Hamby v. McDaniel

BROCK, Justice,

dissenting.

I respectfully dissent.

While the Tennessee Wrongful Death Statute did, as the majority notes, change a rule of the common law, it does not follow that the statute must be strictly construed. See, e. g., Southeastern Aviation, Inc. v. Hurd, 209 Tenn. 369, 355 S.W.2d 436 (1962). Statutes changing common-law rules may also be remedial, 82 C.J.S. Statutes § 388 (1953), and thus, entitled to a liberal construction so as to effectuate the purposes for which they were enacted.

“Death statutes have their roots in dissatisfaction with the archaisms of the [earlier] law . . . . It would be a misfortune if a narrow or grudging process of construction were to exemplify and perpetuate the very evils to be remedied. There are times when uncertain words are to be wrought into consistency and unity with a legislative policy which is itself a source of law, a new generative impulse transmitted to the legal system.” Van Beeck v. Sabine Towing Co., 300 U.S. 342, 350-51, 57 S.Ct. 452, 456, 81 L.Ed.2d 685 (1937) (Cardozo, J.).

In my opinion, resolution of the question of whether an unborn child is a “person” within the meaning of our Wrongful Death Act should effectuate the basic purposes of such legislation — “to afford redress in wrongful death cases where no redress was obtainable at common law, and to ameliorate the harsh rule which denied any recovery if an injured person died, while permitting an award of damages if the person lived.” 25A C.J.S. Death § 14 (1966) (emphasis added).

In Shousha v. Matthews Drivurself Serv., Inc., 210 Tenn. 384, 358 S.W.2d 471 (1962), parents were allowed to bring actions for the wrongful deaths of their triplet sons where each child was born alive and subsequently died as a result of injuries received prior to birth.
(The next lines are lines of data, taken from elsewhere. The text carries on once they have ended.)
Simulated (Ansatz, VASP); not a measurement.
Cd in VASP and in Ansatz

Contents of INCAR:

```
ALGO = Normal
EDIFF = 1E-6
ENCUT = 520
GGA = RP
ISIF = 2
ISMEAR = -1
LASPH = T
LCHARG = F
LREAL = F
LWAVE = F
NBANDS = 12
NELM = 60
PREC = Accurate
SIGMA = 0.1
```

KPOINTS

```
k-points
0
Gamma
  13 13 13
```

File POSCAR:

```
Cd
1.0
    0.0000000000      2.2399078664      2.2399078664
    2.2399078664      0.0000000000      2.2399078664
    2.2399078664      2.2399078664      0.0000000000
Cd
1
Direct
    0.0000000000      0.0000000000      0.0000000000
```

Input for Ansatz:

It is no less a loss to survivors where, as here, the child died before birth. It seems inconsistent to permit recovery for prenatal injuries to the child born alive but to deny recovery to a child whose prenatal injuries inflicted by the tortfeasor are severe enough to cause stillbirth. As the Maryland Supreme Court observed: “The cause of action arose at the time of the injury, and we see no more reason why it should be cut off because of the child’s death before birth, than if it died thereafter.” State ex rel. Odham v. Sherman, 234 Md. 179, 198 A.2d 71, 73 (1964).

Because this inconsistency is essentially the same as that addressed by the wrongful death statutes, I would hold that an unborn child is a “person” within the meaning of the Tennessee Wrongful Death Statute, thus permitting the parents to recover notwithstanding the death of the child. In my opinion it is clear that our Legislature intended that whatever loss there is should be compensated.

I am authorized to state that Mr. Chief Justice HENRY joins in this dissent.